Internal Editor
Michael Dechane
Editing, in itself, is not the problem. Editing is usually necessary if we want to end up with something satisfactory… [But] The habit of compulsive, premature editing doesn’t just make writing hard. It also makes writing dead. — Peter Elbow, Writing Without Teachers
Last Fall, my wife and I began reading The Artist’s Way together and doing some of the work Cameron prescribes for recovering or nurturing the stunted artist she claims is in each of us. Early in the book, she lays out the importance of free writing exercises and brings up the idea of an internal editor that will invariably try and squash these attempts to just write. The exercises were fun, and the time with my wife was delightful, but I was uncomfortable with really believing that there was some kind of creativity-killing hobgoblin lurking in the shadows of my inner life. A year later, I wonder why: there really is something – someone – there, that fits that bill. Just trying to write a post about it/them is enough to prove Cameron’s idea plausible, if not true. And I remember Spacey’s character in The Usual Suspects, riffing on Baudelaire: “The greatest trick the Devil ever pulled was convincing the world he didn’t exist.”
So I’m trying to understand who this editor is. And what to do with them: try to ignore them or bypass them or shut them up? Or talk to them, get to know them, understand what they want, and find some way to live (and write) with them? There is a false kind of freedom in saying or writing, without filtering, whatever I want that isn’t good or godly, and that’s not what I’m seeking. Instead, I’m searching for the true freedom to speak from my true self without fear. I want this in conversations, in relationships, and in my writing, too. And it’s in prayer that I think I’m beginning to get a clue.
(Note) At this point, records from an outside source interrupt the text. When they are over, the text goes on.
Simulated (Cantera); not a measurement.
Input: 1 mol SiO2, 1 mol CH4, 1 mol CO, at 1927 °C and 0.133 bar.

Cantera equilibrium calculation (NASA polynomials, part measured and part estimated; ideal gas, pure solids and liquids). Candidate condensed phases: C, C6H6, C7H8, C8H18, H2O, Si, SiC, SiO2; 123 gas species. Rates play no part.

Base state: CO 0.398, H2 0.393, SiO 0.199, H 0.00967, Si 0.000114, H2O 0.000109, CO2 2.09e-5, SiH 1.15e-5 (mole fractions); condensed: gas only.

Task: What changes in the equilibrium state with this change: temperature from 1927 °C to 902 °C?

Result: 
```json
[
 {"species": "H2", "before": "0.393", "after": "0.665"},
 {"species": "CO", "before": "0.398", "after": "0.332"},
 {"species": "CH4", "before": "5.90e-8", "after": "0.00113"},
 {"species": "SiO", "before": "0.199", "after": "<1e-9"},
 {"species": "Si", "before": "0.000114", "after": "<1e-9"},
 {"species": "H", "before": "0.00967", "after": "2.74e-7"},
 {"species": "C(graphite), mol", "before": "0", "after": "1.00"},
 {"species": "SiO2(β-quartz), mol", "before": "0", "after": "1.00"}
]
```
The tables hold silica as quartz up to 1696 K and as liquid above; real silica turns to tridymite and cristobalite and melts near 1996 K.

The free writing exercises inspired by The Artist’s Way quickly became a kind of morning prayer journal for me: a happy deviation from what Cameron was actually encouraging. Spending 20 minutes early each morning just trying to tell God what I was thinking and feeling, and trying to listen for Him in response, was a wonderful thing for someone like me who has never had a regular ‘quiet time’ or devotional life. I’m convinced that no time trying to pray is wasted or a bad thing. But I look at those entries now and see how far from free they really are. I pose and filter in every conversation, and none so much as those sacred ones with my Maker. Maybe this says more about my spiritual life and sense of assurance before God than my abilities as a writer, but I think there’s a connection. I have a dim, immature understanding of reverence. The difference between saying, or writing, what I think someone wants to hear, and saying whatever is true may also be as far as the East from the West. Am I willing to believe that? And write, speak, pray, out of that belief?
Today, at least, I am. I will not shame you, little voice inside me, or suffer you to shame my true self. I will not crush you, or be crushed. I will not pretend you are not there, not some part of me. It’s a beautiful, bright autumn morning, and we’re going to let the fig leaves fall where they may.